SUNCAT Redevelopment: Technical architecture overview

Back in a post in November 2012 we announced that EDINA is redeveloping the existing SUNCAT search platform. We also gave you a preview of the new design and now we want to follow these posts up with more technical information about the new architecture.

New Search Platform

The cornerstone to the SUNCAT service is the ability to search for libraries’ MARC records and we wanted this to be as efficient as possible within the new architecture. We have therefore decided to use the open source enterprise search platform ‘Solr’ from the Apache Software foundation given its popularity and feature set.

We have established a workflow, which exports records from Aleph (currently used for loading and de-duplication of libraries’ serial records) and indexes these records within Solr.

The diagram below illustrates the process:

Individual MARC records are exported from Aleph and these are then grouped into MARC collections. A MARC collection consists of records from the libraries holding a particular serial.

These MARC collections are then indexed in Solr using a modified version of the open source solrmarc code.

Currently the Solr index consists of over 5 million individual library MARC records and in terms of storage sizes, this equates to over 30GB on disk.

New Interface

Storing all of the records in Solr however is only part of the new architecture. We are developing a new user interface for the SUNCAT service, taking the opportunity to also incorporate some new features that exploit the power of Solr.

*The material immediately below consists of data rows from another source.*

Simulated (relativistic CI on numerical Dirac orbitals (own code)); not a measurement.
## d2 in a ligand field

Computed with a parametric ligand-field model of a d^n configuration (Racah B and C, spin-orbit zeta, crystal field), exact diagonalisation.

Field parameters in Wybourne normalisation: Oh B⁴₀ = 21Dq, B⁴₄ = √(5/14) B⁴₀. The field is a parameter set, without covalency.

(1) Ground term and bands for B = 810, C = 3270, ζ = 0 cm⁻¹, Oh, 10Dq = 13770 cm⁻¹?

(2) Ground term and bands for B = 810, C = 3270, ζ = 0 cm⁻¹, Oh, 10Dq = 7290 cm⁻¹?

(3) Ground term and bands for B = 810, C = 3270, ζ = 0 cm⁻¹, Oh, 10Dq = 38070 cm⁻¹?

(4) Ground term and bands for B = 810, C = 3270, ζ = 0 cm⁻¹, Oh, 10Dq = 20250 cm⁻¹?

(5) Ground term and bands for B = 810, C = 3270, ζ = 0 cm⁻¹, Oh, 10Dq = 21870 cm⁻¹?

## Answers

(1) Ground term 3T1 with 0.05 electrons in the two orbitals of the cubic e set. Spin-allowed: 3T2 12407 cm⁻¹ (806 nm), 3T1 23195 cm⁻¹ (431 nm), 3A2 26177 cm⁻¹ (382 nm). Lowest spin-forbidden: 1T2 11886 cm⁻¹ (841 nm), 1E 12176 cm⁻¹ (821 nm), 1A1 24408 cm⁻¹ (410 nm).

A combination of the Java programming language, Groovy programming language and the Grails framework has been chosen as the software stack as it enables a rapid development process and also leverages the experience of developers within EDINA.

Grails follows the highly popular software design pattern of Model View Controller, which allows separation of concerns and a clean software design.

The following diagram illustrates at a very high level the architecture we are using and how Solr is involved:

We are developing a number of ‘controllers’, which are used to process user requests and issue queries to Solr as and when required. These controllers are designed for specific tasks e.g.

• Handling search requests

• Handling API requests

• Handling requests to view details of a specific MARC record etc.

We also have a number of templates that comprise the ‘views’ of the new system. When a controller has completed the processing of the user request and it is ready to return something to the user (e.g. a web page), it uses the relevant template and injects the correct data e.g. the search results. Using a template approach for all of the views of the system provides a huge amount of flexibility as we have full control of all visual aspects of the service and we can even support different output formats based on the user request e.g. supporting HTML, XML, JSON etc.

Enabling Searching at Library Level

We are also spending time in constructing a database to store institution, library and location data and integrating this within the new user interface in-order to allow users to perform more detailed searches within SUNCAT. For example searches can be performed at the library level whereas previously users could only search at the institutional level. We have also tagged every library with its GPS coordinates, which allows us to show all SUNCAT contributing libraries in a map interface and will allow proximity based searching in the forthcoming SUNCAT mobile application for iOS.

We will be keeping you up to date with more posts, about the redevelopment and the mobile app, to follow over the next few months.